Now it was the former standards and restraints that were seen as sinful, puritanical, repressive, and evil. And the one who opposed the newly sanctified sins or failed to adequately revere them was now treated as something of a heretic, and the opposition to the new morality as something akin to blasphemy.
What the spirit of Baal had begun, the spirit of Ashtoreth, or Ishtar, had taken to another level. The work of each god was to bring about the inversion of civilization. Ishtar had inverted the realm of sexuality. She had taken what was forbidden, unspoken, and taboo and, step-by-step, introduced it into the mainstream culture. The shock of each step would be followed by familiarity and numbness, then toleration, then acceptance, then celebration.
Cahn says the third false good of his "Dark Trinity" is Molech, the god to whom people in the Ancient Near East sacrificed children. They sacrificed these children for the sake of achieving blessing, including prosperity, from the god. Cahn correctly links this to abortion, and to Ishtar's rites -- that is, unwanted children conceived by Ishtar-worshippers could be offered to Molech. It is no accident, says the pastor, that Planned Parenthood is not only the go-to place for abortions, but also the go-to place to get cross-sex hormones to change your sex -- which, of course, renders you infertile. It's all a death cult.

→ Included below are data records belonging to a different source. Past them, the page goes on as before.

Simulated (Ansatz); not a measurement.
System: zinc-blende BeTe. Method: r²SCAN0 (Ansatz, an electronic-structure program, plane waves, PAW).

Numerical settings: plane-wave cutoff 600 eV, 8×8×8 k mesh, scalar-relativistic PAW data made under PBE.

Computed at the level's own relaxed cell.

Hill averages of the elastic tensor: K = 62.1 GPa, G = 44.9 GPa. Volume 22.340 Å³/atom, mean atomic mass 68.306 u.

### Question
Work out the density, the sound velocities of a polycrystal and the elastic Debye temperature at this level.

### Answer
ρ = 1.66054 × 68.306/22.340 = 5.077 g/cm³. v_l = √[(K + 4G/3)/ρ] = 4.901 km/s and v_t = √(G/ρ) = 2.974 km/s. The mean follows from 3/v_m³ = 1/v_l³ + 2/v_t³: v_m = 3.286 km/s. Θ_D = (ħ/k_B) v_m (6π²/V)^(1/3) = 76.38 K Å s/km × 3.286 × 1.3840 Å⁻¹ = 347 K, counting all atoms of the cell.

The Ishtar material in this book is amazing. Cahn quotes a Hittite hymn to the goddess describing her as the one who will "...grind away from men manliness." There was a prayer to her praising her power to emasculate and feminize men (Cahn footnotes these, citing academic articles, but I couldn't find an online link). He cites NYU archaeologist Zainab Bahrani's scholarly book Women of Babylon as saying Ishtar's nature was to "destroy masculinity" and to work, in effect, "destruction of the cultural order." Another writer says:
Additionally, Inanna [Another name of Ishtar -- RD] is depicted as embodying both male and female qualities. She says, ‘Though I am a woman I am a noble young man..’ (24) Her androgyny is attested to in her cultic personnel, which included eunuchs and transvestites and during her festival young men carried hoops, a feminine symbol, while young women carried swords. The(25) In-nin-sa-gur-ra says, ‘She (Ishtar) [changes] the right side (male) into the left side (female), she [changes] the left side into the right side, she [turns] a man into a woman, she [turns] a woman into a man, she ador[ns] a man as a woman, she ador[ns] a woman as a man.’ For Sjoberg this merely refers to the changing roles of men and women in cult ceremonies, but given the world-turned-upside-down nature of her cultic festivities an element of gender role reversal does not seem unfeasible. As Harris says, Inanna was ‘a deity who incorporated fundamental and irreducible paradoxes.’ She argues that through her embodiment of these opposing qualities she succeeded in transcending them.
Cahn says, sensibly, that if Ishtar worship came to America, we would expect to see the feminization of males and the masculinization of females, and overall gender confusion. Well... .
Now, yesterday, my Catholic reader and friend wrote to point out this judgment of God on Israel, chiefly for mixing pagan worship — of Tammuz, in particular — with worship of the true God. This is Ezekiel 5:8-14:
8 “Therefore this is what the Sovereign Lord says: I myself am against you, Jerusalem, and I will inflict punishment on you in the sight of the nations. 9 Because of all your detestable idols, I will do to you what I have never done before and will never do again. 10 Therefore in your midst parents will eat their children, and children will eat their parents. I will inflict punishment on you and will scatter all your survivors to the winds. 11 Therefore as surely as I live, declares the Sovereign Lord, because you have defiled my sanctuary with all your vile images and detestable practices, I myself will shave you; I will not look on you with pity or spare you. 12 A third of your people will die of the plague or perish by famine inside you; a third will fall by the sword outside your walls; and a third I will scatter to the winds and pursue with drawn sword.
13 “Then my anger will cease and my wrath against them will subside, and I will be avenged. And when I have spent my wrath on them, they will know that I the Lord have spoken in my zeal.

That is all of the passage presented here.